Revenue management in real estate

Despite there continuing to be large amounts of unsold inventory of real estate in India, prices refuse to drop. The story goes that the builders are hoping to hold on to the properties till the prices rebound again, rather than settling for a lower amount.

While it is true that a number of builders are stressed under bank loans since banks have pretty much stopped financing builders, this phenomenon of holding on to houses while waiting for prices to recover is actually a fair strategy, and a case of good revenue management. Let me illustrate using my building.

There are eight units in my building which was built as a joint venture between the erstwhile owner of the land on which the building stands and the builder, both receiving four units each. The builder, on his part, sold one unit from his share very soon after construction began.

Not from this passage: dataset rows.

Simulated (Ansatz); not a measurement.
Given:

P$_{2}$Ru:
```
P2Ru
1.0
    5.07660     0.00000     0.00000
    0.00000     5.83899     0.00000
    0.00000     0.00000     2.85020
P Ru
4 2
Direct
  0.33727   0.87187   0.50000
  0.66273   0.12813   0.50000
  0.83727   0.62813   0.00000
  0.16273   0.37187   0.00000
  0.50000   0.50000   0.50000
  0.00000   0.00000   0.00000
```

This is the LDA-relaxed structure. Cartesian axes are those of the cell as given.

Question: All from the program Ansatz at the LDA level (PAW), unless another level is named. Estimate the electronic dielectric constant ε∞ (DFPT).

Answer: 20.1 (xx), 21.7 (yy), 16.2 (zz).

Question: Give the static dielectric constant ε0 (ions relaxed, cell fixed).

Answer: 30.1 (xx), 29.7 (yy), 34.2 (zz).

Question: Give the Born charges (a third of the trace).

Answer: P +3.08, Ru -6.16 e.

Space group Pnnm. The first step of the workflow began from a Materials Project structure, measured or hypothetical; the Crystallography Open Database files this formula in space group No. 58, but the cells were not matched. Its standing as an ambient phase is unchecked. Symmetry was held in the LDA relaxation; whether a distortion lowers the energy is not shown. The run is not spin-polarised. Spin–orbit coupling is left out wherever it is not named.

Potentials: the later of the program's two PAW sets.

Given the total costs of construction, the money raised from sale of that one apartment went a long way in funding the construction of the building. It wasn’t fully enough – the builder faced some cash flow issues thanks to which construction got delayed,  but since he managed to raise that cash, he didn’t need to sell any other units belonging to his share. He continues to own his other three units (and has rented out all of them).

The economics of real estate in India are such that the cost of land forms a significant part of the cost of an apartment. According to a lawyer I had spoken to during the purchase of my property (he also has interests in the construction industry), builders see a significant (>100%) profit margin (not accounting for cost of capital) in projects such as my building.

What this implies is that once the builder has taken care of the cost of land (by paying for it in terms of equity, for example, like in the case of my building), all he needs to do to fund the cost of construction is to sell a small fraction of the units. And once these are sold, there is absolutely no urgency to sell the rest.

Hence, as long as the builder expects prices to recover (when it comes to house prices, builders are usually an optimistic lot), he would rather wait it out (when he can realise a higher price) than sell it currently at depressed prices. Hence, downturns in housing markets are not characterised by an actual drop in prices (few builders are willing to drop prices) but by a drop in the volume of transactions.

While there might be a large number of housing units that remain unsold, it is unlikely that there are apartment complexes which are completely unsold – there will be a handful of bargain-hunting early buyers who would have bought and funded the construction of the complex. And given the low occupancy rates, these people are losers in the deal, for it will be hard for them to move in.

And it is also rational for the builder to invest in new projects even when they are currently holding on to significant inventory. All they need to do is to find a willing partner who can contribute the necessary real estate in the form of equity. And new projects will inevitably find the first set of early buyers looking for a bargain, irrespective of the builder’s track record.

And so the juggernaut rolls on..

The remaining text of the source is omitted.